Tuesday, June 2, 2015

KNOW a Few Musical Theater DON'TS!

Sample chapter from Stanislavski Never Wore Tap Shoes (Musical Theater Acting Craft). You can find your copy HERE.

Trick Seven

§  DON’T upstage fellow actors. Don’t always position yourself one to three steps “up” of scene partners (toward the back of the stage.) This is amateurish and irks professional coworkers.

§  DON’T take tiny steps every time you say a line, particularly not upstage. Again, this is the mark of the amateur. Plant your feet, and stand still while speaking or listening.

§  DON’T meander on the musical stage. If you’re going to move, move! Then make your cross, cement yourself in that spot, and listen or speak your lines. Stop milling about.

§  DON’T sigh or exhale and then talk. Like the declarative statement, this habit immediately releases energy from a scene. If you must exhale or sigh, do it ON your line, not before or after. Color your speech with it.

§  For the same reason as above, DON’T slap your thighs with both hands as an acting choice. The only reason Jimmy Durante made this work was because he used it as a rim-shot after a joke. Don’t slap your thighs.

§  DON’T mimic another actor’s energy or movement style. If your scene partner moves about a great deal in a scene, take the separate path. Choose stillness…few do.

§  Unless specifically directed, DON’T use as an acting choice, “I’m not going to listen,” “I don’t really care,” or “my scene partner doesn’t interest me.” Don’t say “no” to onstage opportunity by playing indifferent or bored. Instead, find reasons to be fascinated and riveted to all scene action.

§  DON’T be the last actor off-book. Instead, be the first memorized.

§  DON’T come to rehearsal looking like a bag lady or bum. Don’t wear cargo shorts, ratty tennis shoes and a “Joe’s Pub” T-shirt. Don’t wear flip-flops. Shave, comb your hair and wear something presentable. Producers and creative staffs offer jobs. Their eyes and admiration are drawn to well-dressed professionals, not vagrants.

§  When offered direction, DON’T let your first question be, “Why?” Figuring out why is your job. If after several attempts at the scene you can’t figure it out, then ask.

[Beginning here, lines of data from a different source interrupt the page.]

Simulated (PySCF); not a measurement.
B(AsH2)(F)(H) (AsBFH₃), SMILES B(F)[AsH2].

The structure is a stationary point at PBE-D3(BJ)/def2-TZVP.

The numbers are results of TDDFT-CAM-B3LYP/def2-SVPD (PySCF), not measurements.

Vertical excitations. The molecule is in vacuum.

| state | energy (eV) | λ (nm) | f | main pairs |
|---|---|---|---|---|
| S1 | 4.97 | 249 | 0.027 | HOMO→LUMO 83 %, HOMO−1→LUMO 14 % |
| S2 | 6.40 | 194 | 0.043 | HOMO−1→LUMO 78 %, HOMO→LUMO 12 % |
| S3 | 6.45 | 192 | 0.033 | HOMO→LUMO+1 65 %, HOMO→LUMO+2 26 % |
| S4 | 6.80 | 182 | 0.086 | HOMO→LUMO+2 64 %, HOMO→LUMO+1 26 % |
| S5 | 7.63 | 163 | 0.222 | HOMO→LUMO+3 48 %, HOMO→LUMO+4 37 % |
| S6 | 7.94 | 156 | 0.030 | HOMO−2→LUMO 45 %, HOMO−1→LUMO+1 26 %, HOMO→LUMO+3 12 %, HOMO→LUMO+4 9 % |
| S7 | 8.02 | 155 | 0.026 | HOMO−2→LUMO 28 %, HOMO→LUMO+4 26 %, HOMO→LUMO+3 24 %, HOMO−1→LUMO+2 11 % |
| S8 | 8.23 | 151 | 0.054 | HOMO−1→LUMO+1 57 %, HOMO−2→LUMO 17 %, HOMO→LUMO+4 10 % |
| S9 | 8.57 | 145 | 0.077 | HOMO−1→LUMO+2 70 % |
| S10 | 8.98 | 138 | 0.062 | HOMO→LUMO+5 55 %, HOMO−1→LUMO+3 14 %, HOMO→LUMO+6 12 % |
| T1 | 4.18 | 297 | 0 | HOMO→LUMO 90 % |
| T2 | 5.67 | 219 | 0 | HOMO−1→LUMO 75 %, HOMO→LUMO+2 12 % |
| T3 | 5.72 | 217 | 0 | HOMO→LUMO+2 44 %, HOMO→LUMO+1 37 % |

§  DON’T blather on in rehearsal about your character. Nobody cares about your motivations, acting technique or why your character needs do this and that. If you wish to make a point, talk about the scene or argue direction, state your case and do it concisely. Time is money. Don’t waste it.

§  In rehearsal rooms, DON’T forget to turn off your phone. Must we endure another poignant love scene pierced by someone’s rhumba bell-tone ring?

§  DON’T continually talk about how worried you are that your performance isn’t working, how much your body hurts or how sick you are. We all ache, get sick and are all terrified of being less than brilliant. Welcome to the club. Just hush up about it. You’ll be fine onstage, and soon you’ll get over that cold or sprained ankle.

§  DON’T constantly show up one, two or ten minutes late for rehearsal or half-hour call. If you’re going to be late, even by thirty seconds, call your stage manager!

§  DON’T be frivolous with your body mike and pack. This stuff costs big bucks. Don’t drag it on the ground, get it wet, step on it, cover it with hairspray or goop it up with gel.

§  DON’T warm-up your voice in the dressing room. Nobody wants to hear your arpeggios.

§  DON’T be the actor that adheres to all craft rules but one: “Look to the speaker and don’t move.” Sharing stage, rather than monopolizing it will make you and fellow performers happier, as well as make the play more compelling. From time to time play the straight man (or woman.) There are plenty of laughs to go around. If audiences are not looking at you every second onstage, it doesn’t mean you are dying, or that your career will soon end. The musical theater is a give-and-take medium, so please try giving now and then.

§  At the stage door, DON’T be a jerk to patrons. Be gracious and grateful for their praise and attention. Be charming not standoffish. This is part of your job. Producers expect it of you.

§  At work, DON’T always talk about your career or future career. Pleeeeease?

§  After seeing a show, DON’T go backstage and critique actor performances. You are not welcome backstage unless you can say, “You were wonderful!” That is the ONLY acceptable backstage critique, and must be said to every actor, director, choreographer, composer and writer you meet. NEVER talk to anyone after a show without first commenting positively about his or her night’s work. In other words, lie and lie well. We’re actors, not critics. Practice now, “You were wonderful!”

§  DON’T ignore the lessons in this book. Don’t believe that you alone will change musical theater performance history by offering the world something completely new. Trampling on libretto rules is commonplace. If you wish to be unique, learn the rules and adhere to them. Doing so will make you one of the elite.

Everyone in the theater thanks you for adhering to the above!